## Loading Data and Model

In [None]:
import numpy as np
import torch
import math
import matplotlib.pyplot as plt
import pandas as pd
import os
from pathlib import Path
import zipfile
from tqdm import tqdm
import torch.nn as nn
from torch.utils.data import DataLoader
from PIL import Image
from torchvision import transforms
import torch.nn.functional as F
from IPython.display import display
from PIL import Image
from datasets import Dataset
from sentence_transformers import SentenceTransformer
from sklearn.metrics.pairwise import cosine_similarity
import spacy
import nltk


import os
os.environ['HF_ENDPOINT'] = 'https://hf-mirror.com'

### hint_description is a dictionary that links every hint's ID to its corresponding description
### there are a total of 118 hints 

TRAIN_TEXT = "/bohr/train-7ul9/v2"
hint_description = Dataset.load_from_disk(TRAIN_TEXT + "/dataset/hint_descriptions")
hint_description = {
    x['ID']: {'description': x['Description'], 'icons': x['image']}
    for x in hint_description
}

### 20 samples of hints and label, for validation

validation_data = Dataset.load_from_disk(TRAIN_TEXT + "/dataset/takehome_validation")


from transformers import AutoTokenizer, AutoModelForMaskedLM

model_dir = '/personal/bert-large-uncased/'
model = AutoModelForMaskedLM.from_pretrained(model_dir)
tokenizer = AutoTokenizer.from_pretrained(model_dir)

### Select Best Prompt using Sentence Transformer

In [None]:
from sentence_transformers import SentenceTransformer, InputExample, losses
from sentence_transformers.evaluation import EmbeddingSimilarityEvaluator
from torch.utils.data import DataLoader
import itertools
import numpy as np
from sklearn.metrics.pairwise import cosine_similarity
from sklearn.cluster import DBSCAN
from sklearn.metrics import pairwise_distances_argmin_min
from sklearn.metrics import pairwise_distances

st_model = SentenceTransformer('/all-MiniLM-L6-v2')

'''
train_examples = []
for val in validation_data:
  train_examples.append(InputExample(texts=[give_best_prompt(val['hints']), {val['label']}], label=1))

train_dataloader = DataLoader(train_examples, shuffle=True, batch_size=2)

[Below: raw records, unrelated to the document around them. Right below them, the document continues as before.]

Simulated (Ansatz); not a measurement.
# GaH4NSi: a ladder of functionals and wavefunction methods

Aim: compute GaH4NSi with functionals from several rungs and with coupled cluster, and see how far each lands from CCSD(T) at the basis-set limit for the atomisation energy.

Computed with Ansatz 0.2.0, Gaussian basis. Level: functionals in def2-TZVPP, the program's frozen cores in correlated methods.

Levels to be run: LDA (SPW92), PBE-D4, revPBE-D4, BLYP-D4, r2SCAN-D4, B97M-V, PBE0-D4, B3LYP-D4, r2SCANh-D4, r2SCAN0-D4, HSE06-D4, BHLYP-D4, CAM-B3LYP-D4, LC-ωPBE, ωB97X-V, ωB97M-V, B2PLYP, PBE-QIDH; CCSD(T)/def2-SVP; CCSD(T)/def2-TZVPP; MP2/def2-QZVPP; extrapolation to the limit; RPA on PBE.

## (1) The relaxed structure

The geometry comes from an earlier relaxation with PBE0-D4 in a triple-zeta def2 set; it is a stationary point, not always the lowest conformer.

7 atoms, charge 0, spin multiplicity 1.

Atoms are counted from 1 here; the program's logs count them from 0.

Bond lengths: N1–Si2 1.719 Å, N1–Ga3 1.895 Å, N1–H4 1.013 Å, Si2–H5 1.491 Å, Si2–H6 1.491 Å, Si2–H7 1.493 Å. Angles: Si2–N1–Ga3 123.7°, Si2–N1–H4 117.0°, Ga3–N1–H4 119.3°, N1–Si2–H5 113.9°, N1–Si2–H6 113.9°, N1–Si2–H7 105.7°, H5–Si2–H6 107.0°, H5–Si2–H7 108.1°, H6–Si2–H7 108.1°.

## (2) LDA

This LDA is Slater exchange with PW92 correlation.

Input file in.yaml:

train_loss = losses.CosineSimilarityLoss(st_model)

st_model.fit(
    train_objectives=[(train_dataloader, train_loss)],
    epochs=20,
    warmup_steps=5,
    output_path='./model',
    optimizer_params={'lr': 1e-5},
    weight_decay=0.01,
    save_best_model=True,
    show_progress_bar=True
)
'''

In [None]:
nltk.data.path.append("/personal/")

def tuple_to_prompt(tuple):
    sentence = "A "
    for i, word in enumerate(tuple):
        sentence += word
        if i == 0:
            sentence += " related to "
        elif i < len(tuple) - 1:
            sentence += ", and "
        else:
            sentence += "."
    return sentence

def all_possible_prompts(hints: list[int]):
    split_strings_list = []
    prompt_list = []
    for i, hint in enumerate(hints):
        split_strings = hint_description[hint]['description'].split('\n')
        temp = []
        for word in split_strings:
            temp += word.split(" - ")
        split_strings = temp
        split_strings_list.append(split_strings)
    cartesian = itertools.product(*split_strings_list)
    cartesian_list = []
    for point in cartesian:
        cartesian_list.append(point)
        prompt_list.append(tuple_to_prompt(point))
    return prompt_list, cartesian_list

def find_closest_outlier(embeddings, eps=0.5, min_samples=5):
    clustering = DBSCAN(eps=eps, min_samples=min_samples).fit(embeddings)
    labels = clustering.labels_
    outliers = embeddings[labels == -1]
    inliers = embeddings[labels != -1]
    if len(inliers) == 0:
        return np.where(labels == -1)[0][0]
    distances = pairwise_distances(inliers, outliers)
    closest_outlier_indices = distances.argmin(axis=1)
    closest_inlier_index = distances.min(axis=1).argmin()
    return np.where(labels == -1)[0][closest_outlier_indices[closest_inlier_index]]
    
def find_middle_sentence(embeddings):
    clustering = DBSCAN(eps=0.5, min_samples=5).fit(embeddings)
    labels = clustering.labels_
    unique_labels = set(labels)
    unique_labels.discard(-1)
    if not unique_labels:
        return find_closest_outlier(embeddings)
    main_cluster_label = max(unique_labels, key=lambda label: np.sum(labels == label))
    main_cluster_indices = np.where(labels == main_cluster_label)[0]
    main_cluster_embeddings = embeddings[main_cluster_indices]
    cluster_center = np.mean(main_cluster_embeddings, axis=0)
    closest_idx, _ = pairwise_distances_argmin_min(
        cluster_center.reshape(1, -1), 
        main_cluster_embeddings
    )
    return main_cluster_indices[closest_idx[0]]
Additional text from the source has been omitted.